Farm funding decision falls short
Thursday 19th December 2013
Farmland cpt Zsuzsanna Bird
The Wildlife Trusts describe today’s announcement on agricultural funding for 2014-2020 as a missed opportunity to boost investment in wildlife-friendly and progressive farming.
The Government’s decision to initially transfer only 12% from farmers’ direct payments to the budget for environmental and rural growth schemes instead of the full 15% for the full seven year period is disappointing.
This funding could have been prioritised for those forward-thinking farmers who are not only producing food but also doing most for wildlife, as well and creating other significant benefits such improving water quality
Although it is a relief that the status quo is being maintained for which Defra should be congratulated, the fact remains that this is insufficient to meet the huge challenges facing the natural environment. A unique opportunity to create benefits for our natural heritage at no extra cost has been lost.
If the full 15% had been transferred, this money could have been used more wisely and effectively by targeting the farm-environment schemes that deliver far-reaching public benefits and ensure a better future for farming.

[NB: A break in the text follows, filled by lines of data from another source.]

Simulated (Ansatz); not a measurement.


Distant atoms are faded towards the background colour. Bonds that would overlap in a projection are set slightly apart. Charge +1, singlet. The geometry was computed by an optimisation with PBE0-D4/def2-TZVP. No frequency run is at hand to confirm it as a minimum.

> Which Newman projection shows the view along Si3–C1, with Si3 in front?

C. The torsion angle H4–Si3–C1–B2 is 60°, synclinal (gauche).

Farm-environment schemes don’t just ensure that wildlife thrives on farmland: the schemes play a vital role in sustainable farming systems, protecting soil, water quality and allowing pollinators such as bees the flourish – these factors are crucial in underpinning agriculture in this country.
The decision to transfer 12% across England rather than the maximum 15% allowable by EU rules compares unfavourably to the 15% adopted by the more forward-thinking Welsh government, but favourably against the 9.5% adopted by Scotland.
Paul Wilkinson, Head of Living Landscape at The Wildlife Trusts, said:
“The Government’s decision leaves both taxpayers and wildlife short-changed. It shows a lack of ambition and poor understanding of how much nature matters to the future of farming. This money for agriculture comes to the Government from the EU and the Government had a clear choice on how to spend it. This funding could have been prioritised for those forward-thinking farmers who are not only producing food but also doing most for wildlife as well and creating other significant benefits such improving water quality. Instead, the Government will now spend vital millions on farming whether or not it provides public benefits.
Farmland covers 69% of the English landscape. The Government needs to embed environmental protection and enhancement at the heart of agricultural activities to ensure that the good work achieved by farmers for nature over the last 25 years can be built upon. The average family contributes an estimated £400 each year towards the Common Agricultural Policy.
Paul Wilkinson adds:
“The Government’s hesitant approach towards bolstering our natural heritage comes at a time when much of our farmland wildlife is on the critical list. We need to do more than simply retain the status quo. How the Government implements ‘greening’ is now even more critical. The need to restore nature is now so very urgent and the need is so pressing. The Wildlife Trusts will continue to work with farmers to help them improve the lot for wildlife on their land.”
In May this year, The State of Nature report revealed that 60% of the species studied have declined over recent decades. More than one in ten of all the species assessed are under threat of disappearing from our shores altogether. The new decision is not the bold approach that’s needed to reverse these declines. (See list of farmland species on the brink, below)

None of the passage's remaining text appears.